Sheldon Peck was an American folk artist, conductor on the Underground Railroad, and social activist. Peck's portraiture – with its distinctive style — is a prime example of 19th century American folk art. He also become known for advocating abolitionism , racial equality, temperance, public education, women's rights, and pacifism.
Peck was born in Cornwall, Vermont, the ninth son of Jacob and Elizabeth Peck. Peck's ancestors helped found the New Haven Colony; his father worked as a blacksmith and served as a private in the Revolutionary War.
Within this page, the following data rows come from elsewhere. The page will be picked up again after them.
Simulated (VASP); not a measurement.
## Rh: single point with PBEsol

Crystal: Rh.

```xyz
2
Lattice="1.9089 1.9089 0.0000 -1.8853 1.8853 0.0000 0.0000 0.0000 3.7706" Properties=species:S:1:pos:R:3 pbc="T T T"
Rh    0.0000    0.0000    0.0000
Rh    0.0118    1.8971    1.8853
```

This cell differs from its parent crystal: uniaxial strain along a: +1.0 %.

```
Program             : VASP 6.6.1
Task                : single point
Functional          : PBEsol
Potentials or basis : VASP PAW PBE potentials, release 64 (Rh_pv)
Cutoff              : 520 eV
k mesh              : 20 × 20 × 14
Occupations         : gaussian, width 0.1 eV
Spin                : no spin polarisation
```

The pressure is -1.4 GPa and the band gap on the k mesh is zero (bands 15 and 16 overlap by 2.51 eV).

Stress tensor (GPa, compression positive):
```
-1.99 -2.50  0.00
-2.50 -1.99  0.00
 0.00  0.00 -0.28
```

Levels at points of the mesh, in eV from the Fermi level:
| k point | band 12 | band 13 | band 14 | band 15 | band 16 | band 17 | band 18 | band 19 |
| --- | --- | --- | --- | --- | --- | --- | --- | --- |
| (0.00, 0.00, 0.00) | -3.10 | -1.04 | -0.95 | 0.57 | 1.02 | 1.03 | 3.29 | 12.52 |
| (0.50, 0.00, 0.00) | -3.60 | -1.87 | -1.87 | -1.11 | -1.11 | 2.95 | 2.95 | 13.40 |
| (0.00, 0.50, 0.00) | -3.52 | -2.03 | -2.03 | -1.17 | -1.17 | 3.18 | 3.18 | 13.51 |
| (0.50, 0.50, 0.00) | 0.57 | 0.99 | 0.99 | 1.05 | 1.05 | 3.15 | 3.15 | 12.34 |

Peck married Harriet Corey (1806-1887) in 1825 and the couple eventually had thirteen children. The Peck family moved to Jordan, New York in 1828 and lived there until moving westward to Chicago in 1836. A year later Peck finally settled in Babcock's Grove (now Lombard) approximately twenty-five miles west of Chicago. On his 160 acres of farmland, Peck built a 1+1⁄2-story timber-frame house (completed in 1839) that still stands today. He grew crops and raised Merino sheep, the latter being a way to produce raw material for clothes without supporting the Southern-based cotton industry and its use of African slave labor. No records exist to indicate that Peck received any formal art education. His work may have been influenced by William Jennys, a primitive portrait painter who was active in Vermont around the time Peck lived there. Peck also would have had access to art instruction texts that were housed in the library of the Cornwall Young Gentleman's Society.
Peck died on March 19, 1869, survived by his wife and ten of his thirteen children. He is buried in the Lombard Cemetery. His youngest son, Frank, kept a diary which historians find very useful in documenting negro spirituals as well as the Underground Railroad.